The railroad dominates the upper beach - pretty much replaces it, actually - except for a narrow backshore right around the stream mouths. But the lower beach goes out forever, or so it seemed today, when low tide sort of merged into the gray day.
Monday, May 06, 2013
Washington Park
Washington Park is a rocky headland at the northwest corner of Fidalgo Island. Here at Green Point, the bedrock forms a distinct terrace a couple of meters above high tide-- in this case a gently rolling glacial surface, not a marine terrace. The bedrock is mantled by glacial drift - which forms a low bluff. As they tend to do, pocket beaches have formed on both sides of the headland, the glacial gravel unable to escape the potential energy well (butchering the physics again) created by the bedrock points and the local wave regime.
AERIAL VIEW
In the previous post, we saw rocks that formed at the top of an ophiolite sequence - the basalt, ribbon chert, and fine grained sediment that one finds on the ocean floor (or that one would find on the ocean floor, were one to actually visit it). In Washington Park, the bedrock is composed of peridotite and dunite, now partly altered and metamorphosed to serpentinite. These rocks formed at the base of the oceanic crust and form the bottom part an ophiolite sequence. These are ultramafic rocks, which means they are rich in iron and magnesium, and very low in silica. Some people saw the thin bands of altered chromite. I was intrigued by a vein of heavily weathered, coarse-grained pyroxene, or at least I think that was what I was seeing. I'm a beach guy - so my mineral identification skills are as rusty as these rocks.
One of the lessons of Eric's field trip today was that although Fidalgo Island presents a beautiful series of oceanic rocks, it does not represent an entire classic ophiolite sequence (the middle part is missing). And the abundance of felsic dikes and silica rich (relatively) inclusions and clasts suggest an island arc origin rather than a mid-ocean ridge. Another lesson was that the rocks in this little corner of the world are sliced up at many different scales and there remain tough questions about the spatial relationships and the relative timing of emplacement and whether these rocks can be lined up with other similar rocks in the region.

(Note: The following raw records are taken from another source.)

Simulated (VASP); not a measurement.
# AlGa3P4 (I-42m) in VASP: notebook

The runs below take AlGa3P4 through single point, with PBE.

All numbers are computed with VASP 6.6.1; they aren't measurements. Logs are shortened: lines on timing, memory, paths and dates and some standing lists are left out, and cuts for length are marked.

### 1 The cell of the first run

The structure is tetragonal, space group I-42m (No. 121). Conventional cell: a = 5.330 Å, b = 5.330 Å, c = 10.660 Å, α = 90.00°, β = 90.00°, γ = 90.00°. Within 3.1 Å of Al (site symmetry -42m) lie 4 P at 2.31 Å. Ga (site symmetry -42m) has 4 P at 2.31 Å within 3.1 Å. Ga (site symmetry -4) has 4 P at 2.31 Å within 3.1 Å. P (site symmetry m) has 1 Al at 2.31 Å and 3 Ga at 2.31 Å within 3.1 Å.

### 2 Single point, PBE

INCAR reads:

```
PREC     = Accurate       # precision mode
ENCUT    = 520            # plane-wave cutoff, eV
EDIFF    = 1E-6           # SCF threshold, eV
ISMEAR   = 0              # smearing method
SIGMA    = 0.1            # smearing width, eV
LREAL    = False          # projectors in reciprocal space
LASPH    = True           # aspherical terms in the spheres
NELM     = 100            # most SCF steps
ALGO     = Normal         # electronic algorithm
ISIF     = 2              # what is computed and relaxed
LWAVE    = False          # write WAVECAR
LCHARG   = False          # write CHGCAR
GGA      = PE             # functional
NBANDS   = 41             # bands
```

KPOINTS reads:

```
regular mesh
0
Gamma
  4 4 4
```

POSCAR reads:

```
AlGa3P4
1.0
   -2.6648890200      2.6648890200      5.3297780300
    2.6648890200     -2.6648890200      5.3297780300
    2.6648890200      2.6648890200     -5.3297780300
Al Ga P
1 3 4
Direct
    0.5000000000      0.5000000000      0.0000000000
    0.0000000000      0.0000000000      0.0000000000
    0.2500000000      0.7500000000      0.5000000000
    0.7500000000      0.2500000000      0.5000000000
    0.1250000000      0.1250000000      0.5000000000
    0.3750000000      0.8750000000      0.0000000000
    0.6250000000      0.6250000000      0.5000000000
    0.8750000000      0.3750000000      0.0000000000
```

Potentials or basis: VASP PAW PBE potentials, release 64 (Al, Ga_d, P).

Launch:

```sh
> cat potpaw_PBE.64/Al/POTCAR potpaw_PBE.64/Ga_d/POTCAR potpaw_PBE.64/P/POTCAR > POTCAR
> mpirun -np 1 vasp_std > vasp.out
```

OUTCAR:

In the true British tradition, I see most of the beach work I do as physical geography. Today's field trip was real geology!
Rosario Head
My previous posts from here have been about the beach (September 2009, March 2012). But Rosario Head, which defines the southern side of this pocket beach, is a classic destination for geologists trying to figure out how Fidalgo Island was actually built.
AERIAL VIEW
Rosario Head is a spectacular exposure of deep-ocean sediments - very old ones. Pillow basalts, erupted beneath a Jurassic sea, cherts deposited from a rain of radiolaria in deep water away from any significant sediment sources, and black argillites. These seabed rocks are typical of the upper portion of ophiolites, which are basically preserved sections of oceanic crust.
A vast majority of the world's past ocean bottoms have been dragged by subduction back into the mantle and recycled, but on complicated plate margins like ours here in the Pacific Northwest small slices of these oceanic rocks can get thrust up onto the edge of the continent and preserved. Preservation is a messy exercise, however, and more often than not the rocks are sliced and diced at many different scales -- like these.
Deception Pass
Much of Puget Sound is nothing but Pleistocene - with Vashon glacial deposits on the surface and older glacial and interglacial sediments peaking out from the lower portions of some of the bluffs. But at Rocky Point (2009), on the west side of Whidbey Island, and in Skagit Bay (Craft Island 2011, Hope Island 2012), the Mesozoic re-emerges from the basement to form rocky islands and headlands.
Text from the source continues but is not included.